The Editor, Re. "Signs, tweets, talks" (The Tri-City News, Aug. 13). Being a school trustee is an experience that is rewarding and frustrating in equal measure.

The Editor,

Re. "Signs, tweets, talks" (The Tri-City News, Aug. 13).

Being a school trustee is an experience that is rewarding and frustrating in equal measure.

Trustees must answer to provincial government bureaucrats while steering a school system toward meeting the needs of increasingly diverse learners who are real people, not the statistics to which they are reduced by the province.

Victoria downloads costs and workload onto boards of education without a concomitant increase in funding, all the while telling them "the money is the money," leaving school trustees trying to do more with less as costs increase and funding fails to keep pace.

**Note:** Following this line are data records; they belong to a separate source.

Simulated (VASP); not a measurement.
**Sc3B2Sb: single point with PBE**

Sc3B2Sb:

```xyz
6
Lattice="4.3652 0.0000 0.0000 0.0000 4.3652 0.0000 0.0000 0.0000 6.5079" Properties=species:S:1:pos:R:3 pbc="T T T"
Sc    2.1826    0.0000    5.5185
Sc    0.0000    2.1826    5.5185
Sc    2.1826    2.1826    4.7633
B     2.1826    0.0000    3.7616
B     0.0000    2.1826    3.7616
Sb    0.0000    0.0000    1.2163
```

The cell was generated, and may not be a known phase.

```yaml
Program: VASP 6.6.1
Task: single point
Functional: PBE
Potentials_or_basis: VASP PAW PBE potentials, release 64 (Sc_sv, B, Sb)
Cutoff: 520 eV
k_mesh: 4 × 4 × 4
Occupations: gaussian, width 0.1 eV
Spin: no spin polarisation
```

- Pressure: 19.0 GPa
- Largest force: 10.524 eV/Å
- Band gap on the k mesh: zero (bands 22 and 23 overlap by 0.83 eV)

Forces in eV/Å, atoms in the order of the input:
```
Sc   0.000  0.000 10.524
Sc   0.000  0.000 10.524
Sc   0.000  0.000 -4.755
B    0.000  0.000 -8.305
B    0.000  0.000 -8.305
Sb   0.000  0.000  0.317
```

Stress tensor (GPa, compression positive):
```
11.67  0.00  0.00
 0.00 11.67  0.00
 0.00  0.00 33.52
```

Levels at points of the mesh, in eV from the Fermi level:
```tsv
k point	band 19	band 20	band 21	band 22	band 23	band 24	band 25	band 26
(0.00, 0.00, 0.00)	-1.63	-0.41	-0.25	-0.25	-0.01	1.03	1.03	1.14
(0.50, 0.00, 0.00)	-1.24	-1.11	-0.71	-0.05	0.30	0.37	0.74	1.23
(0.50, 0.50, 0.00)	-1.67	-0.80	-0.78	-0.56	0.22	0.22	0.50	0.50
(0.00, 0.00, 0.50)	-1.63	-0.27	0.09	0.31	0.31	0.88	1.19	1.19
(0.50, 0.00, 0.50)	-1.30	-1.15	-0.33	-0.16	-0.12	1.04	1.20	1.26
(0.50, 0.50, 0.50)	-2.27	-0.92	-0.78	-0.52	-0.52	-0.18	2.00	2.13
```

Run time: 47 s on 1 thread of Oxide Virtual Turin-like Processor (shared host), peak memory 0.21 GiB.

School trustees are also lucky as they have a close-up view of the rich, inspired learning that takes place in local classrooms every day. But that means they see first-hand what we stand to lose as the province continues to underfund - and undermine - public education.

It is heartbreaking.

So why don't trustees speak out more?

Because the provincial government can fire them in an instant, that's why. Or it can send in a superintendent to "monitor" a quarrelsome board.

Nonetheless, the Coquitlam board of education, in publicly opposing the province's actions, has decided that it's more important to speak the truth than preserve their own jobs.

Lately, some school trustee candidates and their supporters have attacked the board for entering into the fray. Their complaint? The board is spending time, money and resources in advocating for students.

I understand that getting elected requires candidates to distinguish themselves from the incumbents. But in choosing to attack the board instead of working with them to marshal community support for public education, candidates are putting crass self-interest over the needs of the very students they say they want to serve.

Instead of sniping from the sidelines at exactly the moment our elected trustees need the most support, let candidates show us what they are made of by organizing in their neighbourhoods and communities in support of our common goals: a quality public education system supported by stable and adequate funding.

Now that would be a real show of leadership.

Debra Burton, Port Coquitlam

Editor's note: Ms. Burton served two terms as a Port Coquitlam school trustee, from 2002 to '08.